Today's starter topic: Writing at the Ace of Spades site, pseudonymous blogger Gabriel Malor makes the case that policy issues in the campaign were not what won the day for President Obama. Instead, it was trivial, manufactured controversies designed to inflame low-information voters:
Binders, Big Bird, birth control, and blame Bush are not conservative or liberal issues. They're cultural issues. And the Left seized them and never let them go for the final two months of the campaign. Romney stood up and said "it's the economy." Swing voters answered: "but how are you different from Bush?" They weren't listening to our argument. They were listening for those cultural signifiers that would reassure them that the candidate was like them.
If there's one thing to take away from this loss it's that you can't force voters to pay attention to political issues. Remember now, swing voters are already a "special" group of people. They don't want to take sides. Politics is icky for them. So trying to persuade them on political grounds is not an efficient use of time. You have to persuade them on cultural grounds.
Swing voters really didn't want to think about the economy. But they sure had lots to say about Sandy clean-up. About Big Bird. About birth control and, God help us, rape. Those cultural issues that Democrats seized -- binders, Big Bird, birth control, and blame Bush -- went largely unrebutted by Romney.
To be honest, they were ignored by just about all the conservative commentariat too. I mean, they're ridiculous topics. Binders? Really? I'm as guilty as anybody else. I was standing here in my office complaining about having to write about something as frivolous and stupid as binders. But it turns out that swing voters are pretty ridiculous people. Go figure. Boy, don't I wish I'd paid more attention to binders now. The people who were frivolous enough to think binders was important were exactly the swing voters we needed to talk to, but didn't. [...]
It's because we thought those cultural issues were stupid, and, sure, they were. But we weren't supposed to be convincing ourselves. We were supposed to be convincing the neighbors who don't want to be partisan. SNL nailed that point perfectly in their "undecided voters" skit. It's not precisely that swing voters are dumb. It's that they've got other interests than partisans like you and me.
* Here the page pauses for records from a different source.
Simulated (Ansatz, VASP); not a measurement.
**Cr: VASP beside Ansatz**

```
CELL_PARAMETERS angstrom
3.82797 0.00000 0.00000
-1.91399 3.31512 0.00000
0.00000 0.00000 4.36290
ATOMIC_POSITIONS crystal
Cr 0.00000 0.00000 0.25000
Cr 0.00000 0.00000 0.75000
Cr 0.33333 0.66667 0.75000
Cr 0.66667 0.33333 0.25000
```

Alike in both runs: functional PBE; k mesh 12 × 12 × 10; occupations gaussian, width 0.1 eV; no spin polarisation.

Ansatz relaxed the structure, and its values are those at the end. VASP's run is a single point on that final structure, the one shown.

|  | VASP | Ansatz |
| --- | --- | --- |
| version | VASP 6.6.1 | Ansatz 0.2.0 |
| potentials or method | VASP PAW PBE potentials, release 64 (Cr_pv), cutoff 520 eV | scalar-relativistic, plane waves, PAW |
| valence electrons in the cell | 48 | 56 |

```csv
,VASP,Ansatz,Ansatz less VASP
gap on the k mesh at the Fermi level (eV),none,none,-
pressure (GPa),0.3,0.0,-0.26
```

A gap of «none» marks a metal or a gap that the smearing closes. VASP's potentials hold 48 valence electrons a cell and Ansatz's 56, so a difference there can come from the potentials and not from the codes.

This is an interesting argument. And it has a lot of truth. Sometimes it seemed as if the Romney and Obama campaigns were running in alternative universes. There was a reason for that. Obama wasn't running trying to get the votes of independents. He was trying to get his base to show up for him because they feared Mitt Romney was going to be George Bush III.
Looking at Time's inside look at the Obama campaign data mill, we realize that the Obama campaign did not come up with these silly controversies purely from nothing. No, they were creating them based on extensive use of polling and data modeling.
It's true that there are larger demographic issues at work for Republicans that Romney was pulling against but a very well-run campaign can often overcome them as both Ronald Reagan and both Bushes proved. Do you think that Romney should have not only responded to Obama's trolling but also come up with its own non-political ways of making Obama look stupid or extreme?